Can you make a free purchasing choice, without any substantial influence from promotional tactics?
Let’s imagine what it would look like.
Say you want to buy some toothpaste.
To be free of influence, you’ll need to forget all the advertising you’ve ever seen.
Luckily for our example, you recently had a nervous fit and have forgotten every toothpaste brand and ad (along with who you are).
But the moment you see a toothpaste brand again, its clever name and packaging design will start working on you. Brands are marketing contraptions designed to sway choice, and we can’t allow that. So here’s what you do.
To avoid being influenced by branding, you’ve asked a good friend to go to the supermarket on your behalf. She’s on the phone to you right now.
“There are ten brands,” she says. “Let’s call them Toothpastes A to J.”
So far, so good. But how do you choose which one? You want to make a free choice, not a random one.
What does it cost?
“My budget is £2,” you say. “What can I get for that? Wait — stop!”
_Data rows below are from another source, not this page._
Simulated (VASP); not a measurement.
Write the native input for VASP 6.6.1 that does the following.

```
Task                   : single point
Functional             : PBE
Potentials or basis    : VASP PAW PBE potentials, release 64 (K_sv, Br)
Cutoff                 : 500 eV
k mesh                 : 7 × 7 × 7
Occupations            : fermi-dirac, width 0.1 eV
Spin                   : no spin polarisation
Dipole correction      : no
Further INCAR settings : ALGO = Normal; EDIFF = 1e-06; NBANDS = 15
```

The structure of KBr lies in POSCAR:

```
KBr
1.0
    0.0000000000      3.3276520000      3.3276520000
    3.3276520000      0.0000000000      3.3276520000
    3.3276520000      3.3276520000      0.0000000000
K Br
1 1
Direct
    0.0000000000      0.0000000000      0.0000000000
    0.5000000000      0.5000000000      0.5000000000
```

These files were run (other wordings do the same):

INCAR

You realised just in time. When decisions are driven by price, either you accept the suggestion that a more expensive product is better, and you end up spending more; or you’re a shrewd saver, and you end up spending less. Either way, the marketer has sold you a product just by giving it a price.
What’s the difference between a £1.50 toothpaste and a £2 toothpaste? The most important difference is 50p. Price isn’t determined by the product – it’s determined by the customers whose money you want.
In this case, let’s just say all the options cost £2.
What are you buying?
“I want the best toothpaste for my money,” you say. Now we’re getting somewhere, you think: I’m being objective.
“Well…” your friend replies. “Some say they’ll whiten your teeth, some will freshen breath, and others taste great. Toothpaste A says it’s does all three.”
“Then I’ll have Toothpaste A!” you declare. “Wait — stop!”
Won’t all toothpastes taste pleasant enough? Won’t they all freshen breath and make teeth whiter, simply by virtue of cleaning your teeth? The only difference you’re really considering now is which feature the brand has emphasised in the marketing text on its packet. And the “3-in-1” message appealed the most to your analytical personality.
But if you can’t trust what the brand says about itself, what can you trust? With products like toothpaste, there’s at least one section on the box that’s objective.
What are you really buying?
“The ingredients!” you cry. “I want you to thoroughly research each chemical. Then tell me the features of each toothpaste based on the science.”
Your friend (now deeply regretting her offer to help after your nervous fit) happens to be a whizz at mobile research. Within minutes, she reports back.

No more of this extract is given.